Spaceflights tutorial FAQs

Note

If you can’t find the answer you need here, ask the Kedro community for help!

How do I resolve these common errors?

Dataset errors

DatasetError: Failed while loading data from data set

You’re testing whether Kedro can load the raw test data and see the following:

DatasetError: Failed while loading data from data set
CSVDataset(filepath=...).
[Errno 2] No such file or directory: '.../companies.csv'

or a similar error for the shuttles or reviews data.

Are the three sample data files stored in the data/raw folder?

DatasetNotFoundError: Dataset not found in the catalog

You see an error such as the following:

DatasetNotFoundError: Dataset 'companies' not found in the catalog

Has something changed in your catalog.yml from the version generated by the spaceflights starter? Take a look at the data specification to ensure it is valid.

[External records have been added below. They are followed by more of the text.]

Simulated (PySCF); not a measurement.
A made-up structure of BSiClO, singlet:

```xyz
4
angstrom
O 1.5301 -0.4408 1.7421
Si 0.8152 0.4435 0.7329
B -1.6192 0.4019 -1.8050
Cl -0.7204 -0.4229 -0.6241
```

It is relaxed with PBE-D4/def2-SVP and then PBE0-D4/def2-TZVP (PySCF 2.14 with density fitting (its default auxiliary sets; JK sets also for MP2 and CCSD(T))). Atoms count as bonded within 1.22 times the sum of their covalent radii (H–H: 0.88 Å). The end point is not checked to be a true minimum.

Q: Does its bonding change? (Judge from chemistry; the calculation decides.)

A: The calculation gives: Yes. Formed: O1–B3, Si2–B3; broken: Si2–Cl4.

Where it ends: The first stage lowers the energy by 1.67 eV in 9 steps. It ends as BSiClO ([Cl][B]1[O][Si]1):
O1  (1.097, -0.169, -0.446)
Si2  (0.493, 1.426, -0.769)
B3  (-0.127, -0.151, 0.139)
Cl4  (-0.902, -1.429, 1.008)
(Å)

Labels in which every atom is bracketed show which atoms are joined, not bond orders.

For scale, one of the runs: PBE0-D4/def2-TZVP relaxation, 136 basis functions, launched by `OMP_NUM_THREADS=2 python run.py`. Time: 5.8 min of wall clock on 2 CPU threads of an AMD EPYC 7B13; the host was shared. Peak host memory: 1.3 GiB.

Call exit() within the IPython session and restart kedro ipython (or type @kedro_reload into the IPython console to reload Kedro into the session without restarting). Then try again.

DatasetError: An exception occurred when parsing config for Dataset

Are you seeing a message saying that an exception occurred?

DatasetError: An exception occurred when parsing config for Dataset
'data_processing.preprocessed_companies':
Object 'ParquetDataset' cannot be loaded from 'kedro_datasets.pandas'. Please see the
documentation on how to install relevant dependencies for kedro_datasets.pandas.ParquetDataset:
https://kedro.readthedocs.io/en/stable/kedro_project_setup/dependencies.html

The Kedro Data Catalog is missing dependencies needed to parse the data. Check that you have all the project dependencies to requirements.txt and then call pip install -r requirements.txt to install them.

Pipeline run

To successfully run the pipeline, all required input datasets must already exist, otherwise you may get an error similar to this:

kedro run --pipeline=data_science

2019-10-04 12:36:12,158 - kedro.io.data_catalog - INFO - Loading data from `model_input_table` (CSVDataset)...
2019-10-04 12:36:12,158 - kedro.runner.sequential_runner - WARNING - There are 3 nodes that have not run.
You can resume the pipeline run with the following command:
kedro run
Traceback (most recent call last):
  ...
  File "pandas/_libs/parsers.pyx", line 382, in pandas._libs.parsers.TextReader.__cinit__
  File "pandas/_libs/parsers.pyx", line 689, in pandas._libs.parsers.TextReader._setup_parser_source
FileNotFoundError: [Errno 2] File b'data/03_primary/model_input_table.csv' does not exist: b'data/03_primary/model_input_table.csv'

The above exception was the direct cause of the following exception:

Traceback (most recent call last):
  ...
    raise DatasetError(message) from exc
kedro.io.core.DatasetError: Failed while loading data from data set CSVDataset(filepath=data/03_primary/model_input_table.csv, save_args={'index': False}).
[Errno 2] File b'data/03_primary/model_input_table.csv' does not exist: b'data/03_primary/model_input_table.csv'